Those paper-pushing county Circuit Court employees have gone environmental.
No longer will they throw away used white and computer paper to be burned at the nearest incinerator or dumped at the local landfill.
Circuit Court Clerk H. Erle Schafer said the courthouse will join the state's recycling program by Oct. 1. It will become the first circuit courthouse in Maryland to recycle.
"We hope this will be a pilot program for the rest of the circuit courthouses," he said.
The Circuit Court clerk admitted he decided to make the move only after employees suggested it.
"Obviously, this is a paper mill here," Schafer said. "We think we use a substantial amount of white paper and computer paper."
To prove his point, Schafer pointed to 2 feet of used computer paper sitting on his office floor.
"This is just one day's worth of computer waste, and we don't have the (computer) system totally on-line yet," he said.
Every ton of office paper that is recycled saves 14 trees, 3 cubic yards of landfill space, 7,000 gallons of water, 683 gallons of oil and 4,200 kilowatt hours of energy, Schafer said.
"Environmentally, we want to do our part," he said. "Whatever we save, it's better than what we're doing now. Also, this is a public-oriented office. The public will be able to see that we care as much about recycling as they do."
The courthouse will be making some money off the program, too. The recycling company -- National Recovery in Columbia -- will pay about $40 per ton for white paper and $110 per ton for computer paper.
Schafer, however, said he will turn the earnings over to the state.
The plan is to place about seven 55-gallon bins at central locations throughout the courthouse. Schafer said he'll put smaller trash containers in every office, then he'll educate employees about the advantages of recycling.
"Once they get used to it, it'll be easy," he said. "Really, it's just retraining a habit. Instead of putting it in a trash can under their desk, they put it in a container located in their department."

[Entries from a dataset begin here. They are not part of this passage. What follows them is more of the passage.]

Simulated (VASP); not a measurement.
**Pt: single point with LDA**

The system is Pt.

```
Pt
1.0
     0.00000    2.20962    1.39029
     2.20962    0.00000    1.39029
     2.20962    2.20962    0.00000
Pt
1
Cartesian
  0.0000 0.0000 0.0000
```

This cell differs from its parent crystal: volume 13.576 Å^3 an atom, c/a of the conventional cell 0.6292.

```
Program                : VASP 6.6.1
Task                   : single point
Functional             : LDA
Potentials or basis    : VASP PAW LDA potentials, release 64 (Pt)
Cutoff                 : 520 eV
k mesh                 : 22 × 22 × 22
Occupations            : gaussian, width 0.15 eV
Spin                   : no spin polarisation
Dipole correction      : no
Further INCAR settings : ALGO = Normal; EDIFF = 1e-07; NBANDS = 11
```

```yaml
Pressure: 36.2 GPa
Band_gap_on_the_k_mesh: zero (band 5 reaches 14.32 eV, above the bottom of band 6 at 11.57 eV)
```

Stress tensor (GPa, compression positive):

State officials hope to provide recycling service to state agencies in Baltimore City and Baltimore, Anne Arundel, Harford and Howard counties by the end of this year, said William Robel, manager of the inventory management division of the state Department of General Services. The rest of the counties will tap into the program by early 1991.
The program has been serving large state complexes in Baltimore and Annapolis since 1980.
All counties and state agencies must begin recycling by 1992.